I have a pandas data frame that has account information and a reason for canceling. I have cleaned the data/lemmatized/removed my own stop words to come up with n grams and frequency. How do I add all of the ngrams back to the original data set so the frequencies are with the account level information? Ideally I want to take this and output a file that I can give to the business.
Is there a way I can use the sparse matrix to accomplish this? Not sure if this is possible or even scalable to larger data sets.
Below is a picture of the frequencies I want to attach to the original data frame some how.
I ended up figuring out how to do this:
After creating the sparse matrix and fitting it to a data frame I was able to merge the data with the original data frame by using the indexes as the joining column. Below is a sample from my code:
tf_vect_final = CountVectorizer(max_df=0.90,min_df=5,stop_words=stop,
ngram_range=(5,5),analyzer='word')
tf_vect_final.fit(dfn['Not Written Comments_clean_stop'].tolist())
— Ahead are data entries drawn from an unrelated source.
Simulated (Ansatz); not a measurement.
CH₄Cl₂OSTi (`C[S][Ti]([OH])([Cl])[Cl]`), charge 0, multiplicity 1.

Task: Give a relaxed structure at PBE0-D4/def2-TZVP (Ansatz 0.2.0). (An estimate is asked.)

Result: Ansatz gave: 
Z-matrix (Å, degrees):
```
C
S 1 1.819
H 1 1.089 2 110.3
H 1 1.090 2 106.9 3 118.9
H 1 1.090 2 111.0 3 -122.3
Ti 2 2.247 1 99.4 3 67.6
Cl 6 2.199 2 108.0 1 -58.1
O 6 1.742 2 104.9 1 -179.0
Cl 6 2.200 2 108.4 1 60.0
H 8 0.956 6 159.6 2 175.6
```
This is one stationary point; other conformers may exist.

print("There are {} grams found".format(len(tf_vect_final.get_feature_names())))
tff = tf_vect_final.transform(dfn['Not Written Comments_clean_stop'].tolist())
tff = pd.DataFrame(tff.toarray(),columns=tf_vect_final.get_feature_names())
dfn.index.names=['PK']
tff.index.names=['PK']
dfn = dfn.reset_index()
tff = tff.reset_index()
dfn_final = dfn.merge(tff, on= 'PK')